Sunday, January 8, 2012

Stock


Chicken stock- My favorite chicken stock is made from a roasted chicken rather than boiled chicken.  Boiling the chicken makes a more generic, multi-use stock, but roasted stock is more flavorful as far as I am concerned.
  Start, unsurprisingly, with a chicken.  Make sure you take the guts out, since they are generally stuck in a plastic or paper bag inside the carcass.  If you like organs, use the ones you like by dropping them into the dutch oven with the chicken when you start to cook.
  Cut a large onion into slices about ½ inch thick.  Break up one of the center slices and break it apart, spreading it around the bottom of a well-oiled dutch oven.  Set the chicken on top of it.  It should be a small enough chicken to fit under the lid, say two pounds or so for my pot.  Now cut up a large bell pepper, cleaning out the seeds and stemming it, cutting it so you can take out the white webs inside without breaking up the outside of the pepper, then cut it, too, into rings.  Distribute the rings of pepper and the remaining rings of onions onto and around the chicken.  Add two sticks of celery, about four inches or so long each.  Drop in two or three whole toes of garlic and a half dozen black peppercorns.  Depending on what you plan to do with the stock, you might add other spices— oregano, basil, thyme, parley, cilantro, etc.  If you want a fairly generic stock, just use the basic ingredients.  Don’t salt your stock, since salt can always be added later and can’t be extracted.

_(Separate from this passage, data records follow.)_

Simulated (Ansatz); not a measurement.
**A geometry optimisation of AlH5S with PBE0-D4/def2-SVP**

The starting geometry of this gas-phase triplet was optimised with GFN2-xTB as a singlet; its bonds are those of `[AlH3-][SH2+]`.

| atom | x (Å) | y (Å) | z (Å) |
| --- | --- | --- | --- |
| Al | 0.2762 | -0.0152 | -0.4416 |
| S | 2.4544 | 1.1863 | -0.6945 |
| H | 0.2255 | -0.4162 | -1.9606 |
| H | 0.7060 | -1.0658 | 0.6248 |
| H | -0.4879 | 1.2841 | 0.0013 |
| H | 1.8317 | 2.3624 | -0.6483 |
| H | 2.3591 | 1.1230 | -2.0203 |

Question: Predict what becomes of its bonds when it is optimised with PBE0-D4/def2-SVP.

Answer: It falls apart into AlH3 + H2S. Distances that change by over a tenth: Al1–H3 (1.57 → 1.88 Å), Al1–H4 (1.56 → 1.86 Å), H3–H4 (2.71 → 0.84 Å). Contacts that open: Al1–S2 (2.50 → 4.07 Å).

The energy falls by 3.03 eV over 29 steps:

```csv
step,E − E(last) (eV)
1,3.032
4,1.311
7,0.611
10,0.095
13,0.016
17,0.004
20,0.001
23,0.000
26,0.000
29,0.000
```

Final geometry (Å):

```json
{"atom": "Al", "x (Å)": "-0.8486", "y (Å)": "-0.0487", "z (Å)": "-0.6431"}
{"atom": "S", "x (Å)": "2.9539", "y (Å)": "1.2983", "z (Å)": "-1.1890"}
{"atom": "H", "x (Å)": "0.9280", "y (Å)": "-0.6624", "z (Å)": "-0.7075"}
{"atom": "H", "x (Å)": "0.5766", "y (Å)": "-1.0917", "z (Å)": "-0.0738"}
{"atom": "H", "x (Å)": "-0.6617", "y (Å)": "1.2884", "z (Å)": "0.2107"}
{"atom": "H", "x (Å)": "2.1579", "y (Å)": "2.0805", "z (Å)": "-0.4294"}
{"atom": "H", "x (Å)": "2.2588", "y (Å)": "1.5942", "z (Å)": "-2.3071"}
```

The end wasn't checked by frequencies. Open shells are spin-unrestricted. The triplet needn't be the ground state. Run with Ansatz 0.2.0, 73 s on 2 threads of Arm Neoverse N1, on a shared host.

   Put the whole thing in the oven and cook at 375 for about 45 minutes.  Then cook it uncovered until the skin is golden and the legs are pulling the skin apart where they join the body.  Make sure the pot always keeps at least a bit of water in the bottom to keep things from scorching.  One the chicken is cooked through and through and is tender, take it out of the pot and throw it away.  Or eat it.  Or let it cool them pluck all the meat from the bones to use in soups, dumplings, chicken salad, or whatever.  Fill the dutch oven most of the way with water and bring to a boil on the range top.  Turn off and let stand until cooled, then pour it through a wide strainer to get the big chunks of vegetable out and can up or freeze or use the stock.  Try to fish out those peppercorns too as you drain it. If you want lowfat stock, put it in the refrigerator in a glas jar and when it has gotten cold, remove the waxy fat from the top.  I prefer to use it fat and all.
Dogfood
  The waste product from this process is a chicken carcass plucked clean.  I like to take that carcass and put it in a pressure cooker with water about halfway covering it.  I cook it at high pressure for almost an hour, then cool the pot and check to make sure the bones are cooked close to mush.  If they are still holding together, cook a while longer.  Once you have the bones reduced to harmless, cut and pull the carcass apart and add rice and water to the cooker, then cover and cook as if you were preparing rice normally.  Once it is all cooked together it makes very good dog food and saves me from buying cans.  This dogfood carries the Monkey and Heifer seal of approval.